The Battle of Vittorio Veneto was the last decisive battle in northern Italy of World War One. The Italian victory at Vittorio Veneto also effectively signalled the end of the Austro-Hungarian Empire. Without an army to support it, the governing regime that controlled the empire collapsed and the empire fragmented
The Italian army had lost 300,000 men at the battles fought at Caporetto in 1917 and morale in the Italian army after this defeat was low. In an effort to restore morale and to push the Austro-Hungarian army out of Italy, victory at Vittorio Veneto was vital. Under the command of a new general, Armando Diaz, the Italian army managed to secure and stabilise its frontline along the Piave River in June 1918 when they held off a major attack by the Austro-Hungarian army. While this was a significant success for the Italians, the Austro-Hungarian army lost 100,000 men killed and wounded. The defeat did a great deal to hasten the demoralisation of an army that was already on the verge of collapse.

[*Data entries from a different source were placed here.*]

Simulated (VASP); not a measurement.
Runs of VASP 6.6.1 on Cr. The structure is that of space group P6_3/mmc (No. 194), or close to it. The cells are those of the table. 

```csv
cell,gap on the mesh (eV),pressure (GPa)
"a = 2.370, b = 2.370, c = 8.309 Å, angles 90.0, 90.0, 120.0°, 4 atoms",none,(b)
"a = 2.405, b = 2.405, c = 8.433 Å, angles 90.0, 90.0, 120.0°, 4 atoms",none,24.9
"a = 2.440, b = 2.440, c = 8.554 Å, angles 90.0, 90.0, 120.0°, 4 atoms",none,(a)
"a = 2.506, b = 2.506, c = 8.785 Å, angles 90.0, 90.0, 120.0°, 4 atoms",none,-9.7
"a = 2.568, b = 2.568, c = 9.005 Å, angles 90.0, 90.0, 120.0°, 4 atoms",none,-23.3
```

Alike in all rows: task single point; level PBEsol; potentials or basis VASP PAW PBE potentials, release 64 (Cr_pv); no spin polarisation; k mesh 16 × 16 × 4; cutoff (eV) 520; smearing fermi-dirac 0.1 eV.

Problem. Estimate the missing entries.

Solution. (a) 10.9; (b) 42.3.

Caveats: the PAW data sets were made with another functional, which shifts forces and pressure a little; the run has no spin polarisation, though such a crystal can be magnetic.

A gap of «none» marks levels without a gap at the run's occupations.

The Italian Prime Minister, Orlando, wanted a successful offensive campaign as he believed that such a campaign would do a great deal to boost his popularity and bolster any Italian territorial demands against the Austrians at a future peace settlement. Field Marshal Foch, Supreme Commander of Allied Forces, supported Orlando in this desire. However, Diaz was more guarded and while he supported an attack against the Austro-Hungarians, he only wanted to launch one when he thought his army was ready.
The Italian offensive against Austro-Hungarian forces at Vittorio Veneto was launched on October 23rd 1918. Vittorio Veneto was chosen as the primary target as the town’s capture would split the Austro-Hungarians in two. The Austro-Hungarians held a line across northern Italy and Vittorio Veneto was effectively at the midway point. Diaz believed that once the Austro-Hungarian force was split in two, it would crumble away. In this Diaz was correct.
An attack was launched along a line that stretched from Venice, Treviso, Vicenza to Bormio. The Italians attacked Austro-Hungarian forces with 54 divisions. 3 French and British divisions supported them. They faced 52 Austro-Hungarian divisions. At the start of the battle, the Italians had a marked advantage in artillery weapons.
The attack brought an immediate problem – crossing the flooding River Piave. Once this was achieved, the Italians attacked relentlessly against an army that was on the verge of collapse. Vittorio Veneto was recaptured on October 30th. The 10th Italian Army pushed towards Udine, the Third Army pushed towards Latisana while the First Army targeted Trent.
In just ten days into the campaign, the Italians had recaptured much lost land. The Austrians lost 35,000 dead, 100,000 wounded and taken 300,000 prisoners-of-war – though some researchers have put the figure as high as 500,000. After fighting across a front that measured 56 kilometres and advancing 24 kilometres, the Italians lost just 5,800 men killed and 26,000 wounded.
A truce was signed on November 2nd, which was formalised on November 4th. Without a properly functioning army to support it, the Austro-Hungarian Empire collapsed and fragmented into various nation states.